Bay City Mayoral Vote: Italian vs. Birthday Suits
| SAN FRANCISCO
AFTER seven months of campaigning, San Francisco Mayor Frank Jordan's bid to stay in office has been reduced to one word: trust. The slogan, hung like a Burma Shave sign from every other lamppost in town, is an attempt to paint his opponent, former state Assembly Speaker Willie Brown, as crooked.
But Willie, as everyone calls him, has his own one-word campaign - largely sotto voce but just as widely spread - shower. It refers to a defining moment earlier in the campaign when Mr. Jordan, in an ill-conceived attempt to reach out to unconventional media, jumped naked into his shower with two Los Angeles DJs. The photo of this less-than-mayoral event ran for 11 days in a row in the San Francisco papers, fixing the image permanently in voters' minds.
"Willie Brown was the issue until that Black Friday when the mayor jumped into the shower," laments a Jordan campaign official. "That picture was worth about $20 million in negative free media."
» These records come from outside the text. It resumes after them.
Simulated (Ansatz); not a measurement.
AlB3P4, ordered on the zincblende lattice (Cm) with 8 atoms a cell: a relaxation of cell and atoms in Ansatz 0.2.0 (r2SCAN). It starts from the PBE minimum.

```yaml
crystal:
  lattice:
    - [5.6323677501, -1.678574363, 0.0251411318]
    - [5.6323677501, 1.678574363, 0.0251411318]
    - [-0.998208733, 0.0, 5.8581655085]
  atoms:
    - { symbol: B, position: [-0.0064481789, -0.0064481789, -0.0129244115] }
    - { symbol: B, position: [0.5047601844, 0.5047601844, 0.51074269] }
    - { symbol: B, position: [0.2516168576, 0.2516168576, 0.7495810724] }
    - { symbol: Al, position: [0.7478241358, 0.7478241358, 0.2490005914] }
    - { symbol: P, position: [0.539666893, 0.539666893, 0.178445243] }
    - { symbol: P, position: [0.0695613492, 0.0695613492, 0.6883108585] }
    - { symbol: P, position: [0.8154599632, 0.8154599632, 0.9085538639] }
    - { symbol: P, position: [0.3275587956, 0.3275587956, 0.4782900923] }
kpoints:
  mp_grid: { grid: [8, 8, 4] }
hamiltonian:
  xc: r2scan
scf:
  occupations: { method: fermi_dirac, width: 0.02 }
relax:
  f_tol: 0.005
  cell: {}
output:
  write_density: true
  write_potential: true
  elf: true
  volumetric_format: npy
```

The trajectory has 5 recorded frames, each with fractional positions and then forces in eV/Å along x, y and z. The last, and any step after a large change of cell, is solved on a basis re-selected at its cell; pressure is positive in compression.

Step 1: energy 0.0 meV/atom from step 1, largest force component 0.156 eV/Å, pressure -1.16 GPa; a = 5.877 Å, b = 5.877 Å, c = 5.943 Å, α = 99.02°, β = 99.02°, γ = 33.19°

What the shower did was evoke memories of Jordan's rocky first year in office, characterized by a series of bumbling episodes that suggested the police-chief-turned-politician wasn't up to the job of running the city. "After a tough start, he looked like mayor," the Jordan aide says, but the shower "reinforced and brings back into life everything he had worked so hard to leave behind."
Tomorrow's San Francisco election is probably the most watched urban vote in America. It pits a relative conservative against one of the most prominent liberals in the country, in a city known for its liberal leanings. The city faces entrenched urban problems such as drugs, crime, and homelessness, while massive cutbacks in state and federal funding loom.
The Jordan campaign has struggled to make up lost ground since the Nov. 7 open primary, in which the two men got about a third of the vote each, with Roberta Achtenberg, a leader of the city's politically powerful gay and lesbian community, trailing just behind. But Ms. Achtenberg's immediate endorsement of Brown left Jordan far behind in the polls.
The mayor's campaign consultants have responded with an intensified assault on Mr. Brown's character, accusing him of being the tool of "special interests," from real-estate developers to the tobacco lobby. "For Willie Brown, it's all about money," Jordan declared at their final televised debate last week.
If the election were to be decided on the basis of issues alone, Jordan would seem to have the edge. As the endorsements of the two leading San Francisco papers pointed out, Jordan has delivered four years of balanced budgets, safer and cleaner streets, and fewer homeless on the streets. The dailies embraced his plan to shrink the budget to meet expected cuts in federal funding. "To our way of thinking, substance always counts more than style," the San Francisco Examiner opined.
But San Francisco is a city that prides itself on style. And Brown offers a record of political achievement to go along with his renowned quick wit, Italian suits, sports cars, and detailed knowledge of the city's legion of fine-dining establishments.
The black lawyer rose from impoverished beginnings in a segregated Texas town to a 31-year career in the state Assembly. Nearly half that time he spent as the longest-serving and perhaps most powerful Speaker in California history. He is recognized as a Rembrandt of the art of legislative compromise in one of the most politically divided states in the country.
Brown has been a determined champion of the underdog, sponsoring education and health-care reforms, and defending the rights of welfare recipients, poor children, and consumers. But he has also been a champion fund-raiser from powerful lobbies, using the money to ensure control of the state legislature for the Democratic Party - and himself.
"I don't think Jordan has been a bad mayor," says long-time legislator Bill Lockyer, president pro tem of the state Senate. "I think he's kind of dull, and San Francisco can use the robust energy and class that Willie will bring to it."
BROWN'S campaign has traded heavily on his personal magnetism, sending the dapper politician up and down every hill in this vista-saturated city. "It's hard to find anyone in this city who hasn't seen me personally," Brown told an excited crowd of youths, community organizers, clergy, and police officers filling a community center last week.
"We need somebody to get things done," says George Blechman, who like most of the people in this Irish and Italian working-class neighborhood voted for Jordan in 1991. "Jordan - he's inept."
Columnist Herb Caen, San Francisco's famous arbiter of style, agrees. "Willie Brown is in a class by himself," he wrote on the eve of the Nov. 7 vote. "The incumbent is a known quality, and after the infamous shower incident, more known than the other candidates.... If you vote for him tomorrow, you'll get what you saw in that photo: a man who looks as though he's wondering what he's doing there."